March 29, 2005
Judging the judges
Ben Stein, my favorite comedic actor and Conservative commentator, wrote a terrific piece on the Terri Schiavo controversy for the American Spectator, appropriately titled:
Simply Terrifying
Here is what makes me furious about the Terry Schiavo case, short and sweet.
The courts of the United States can find a right for the abortion industry to take a fully formed, totally healthy baby at nine months' term, out of his mother's womb and murder it by putting scissors through his brain and grinding them about.
They do this without one single word of support from any Congressional act of any kind ever.
They can find a right of savage murderers of innocent women who drown them for a lark to avoid the death penalty because they are old enough to drive and to kill but supposedly too young to be executed. Again, there is not one syllable in any Congressional act that sanctions this protection of the guilty.
But with the Congress and the President of the United States pleading for the life of a woman who is not brain dead, who responds to words and to touch, who is not on life support, whose parents beg for her to be kept alive, whose nurses give affidavits that she can be rehabilitated, with a specific law commanding the courts to review the case to keep this poor soul alive, the courts instead find no rights for her.
This is a court system totally out of control, obviously committed to death, obviously bound by nothing beyond its morbid obsession with its own omnipotence and its fascination with the letting the innocent die. This is simply terrifying. The Falange followers of Francisco Franco had an evil cry: Long live death. Obviously, Justice Kennedy was listening.
Ben couldn't have expressed my own feelings more perfectly.
What also interested me greatly was an
email from one of Ben's citizen readers named Richard Donley as to what Terri's death sentence means for the rest of us and what needs to be done with this
Thanatos-loving, out of control judiciary:
I'm amazed by the number of your correspondents who fail to understand the most basic principles of our form of government, as shown in their opinions on the Schiavo matter.
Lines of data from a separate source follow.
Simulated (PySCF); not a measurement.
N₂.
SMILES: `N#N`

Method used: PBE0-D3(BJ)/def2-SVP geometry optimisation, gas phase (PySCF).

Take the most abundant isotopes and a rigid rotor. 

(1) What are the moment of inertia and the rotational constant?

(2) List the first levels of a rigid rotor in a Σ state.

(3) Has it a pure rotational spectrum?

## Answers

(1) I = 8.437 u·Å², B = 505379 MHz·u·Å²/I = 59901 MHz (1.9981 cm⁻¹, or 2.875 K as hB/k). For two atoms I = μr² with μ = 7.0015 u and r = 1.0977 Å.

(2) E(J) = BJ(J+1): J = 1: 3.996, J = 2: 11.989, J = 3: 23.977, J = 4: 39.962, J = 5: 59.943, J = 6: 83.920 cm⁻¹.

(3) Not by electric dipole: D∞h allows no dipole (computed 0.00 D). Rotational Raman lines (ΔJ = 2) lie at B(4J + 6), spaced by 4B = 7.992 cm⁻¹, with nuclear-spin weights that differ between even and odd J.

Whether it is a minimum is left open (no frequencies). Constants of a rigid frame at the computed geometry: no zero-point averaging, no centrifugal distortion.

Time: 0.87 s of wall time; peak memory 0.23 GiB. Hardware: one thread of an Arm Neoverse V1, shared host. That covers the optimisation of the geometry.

We have three independent branches of government. It is the duty of the legislative branch to pass laws, of the executive to approve and enforce them, and of the judicial branch to determine the applicability of the laws in individual cases. It was never the intent of the Founders to allow judges to make laws, nor for them to override the intent of the legislators.
Judges must follow the law just as must everyone else. They have no constitutional right to choose which laws to apply, nor to invalidate laws, nor to decide that standard judicial procedure (so-called due process) is superior to the will of the people as expressed by their elected representatives; yet in this case we have seen judges cast aside or avoid the clear intent of laws passed by both the Florida and national legislature. This is simply unconstitutional.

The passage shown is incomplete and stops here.